## Measures of Position
Measures of position help us understand the relative standing of a data point within a dataset. One of the most useful tools in this category is the **quantile**. Quantiles divide a dataset into equal-sized intervals based on the number of data points. Some common types of quantiles include:
- **Median** divides a dataset into two equal parts
- **Quartiles** divide a data into four equal parts
- **Deciles** divide a data into ten equal parts
- **Percentiles** divide a data into 100 equal parts

These measures help us understand how individual values relate to the rest of the data. Instead of summarising with a single central value, they break the data into parts to show relative standing.

Let's represent our data on a number line; if we were to divide this line into 4 equal parts, we would get quartiles
<br>

$$
\underbrace{
|{-}{-}{-}{-}{-}|{-}{-}{-}{-}{-}|{-}{-}{-}{-}{-}|{-}{-}{-}{-}{-}|
}_{\text{Quartiles}}
$$

Instead, if we were to divide it into 10 equal parts, we would get deciles
<br>

$$
\underbrace{
|{-}{-}|{-}{-}|{-}{-}|{-}{-}|{-}{-}|{-}{-}|{-}{-}|{-}{-}|{-}{-}|{-}{-}|
}_{\text{Deciles}}
$$

## The Median as a Quantile
The **median** is a specific case of a **quantile**. Specifically, it is the **0.5 quantile**. It divides the data into two equal parts: 50% of the values lie below it and 50% lie above it.
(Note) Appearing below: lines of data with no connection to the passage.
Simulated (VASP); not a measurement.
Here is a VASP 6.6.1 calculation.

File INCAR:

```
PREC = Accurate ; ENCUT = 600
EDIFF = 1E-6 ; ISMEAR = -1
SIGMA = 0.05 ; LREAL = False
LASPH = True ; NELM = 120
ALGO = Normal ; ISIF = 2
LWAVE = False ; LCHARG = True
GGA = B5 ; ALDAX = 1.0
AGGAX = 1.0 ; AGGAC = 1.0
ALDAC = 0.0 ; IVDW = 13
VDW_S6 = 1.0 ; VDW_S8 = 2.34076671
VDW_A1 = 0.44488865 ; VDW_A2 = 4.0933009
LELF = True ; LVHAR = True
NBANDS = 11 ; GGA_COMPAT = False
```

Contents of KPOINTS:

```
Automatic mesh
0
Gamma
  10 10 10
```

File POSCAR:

Consider the following number line to understand this intuition:

$$|{-}{-}{-}{-}{-}{-}{-}{-}{-}{-}|{-}{-}{-}{-}{-}{-}{-}{-}{-}{-}|$$
$$\text{Median}$$

If the data is odd in length, for example, $[12, 5, 7, 9, 10] \rightarrow \text{(sort)} \rightarrow [5, 7, 9, 10, 12]$, then we can pick the middle value, that is, $9$.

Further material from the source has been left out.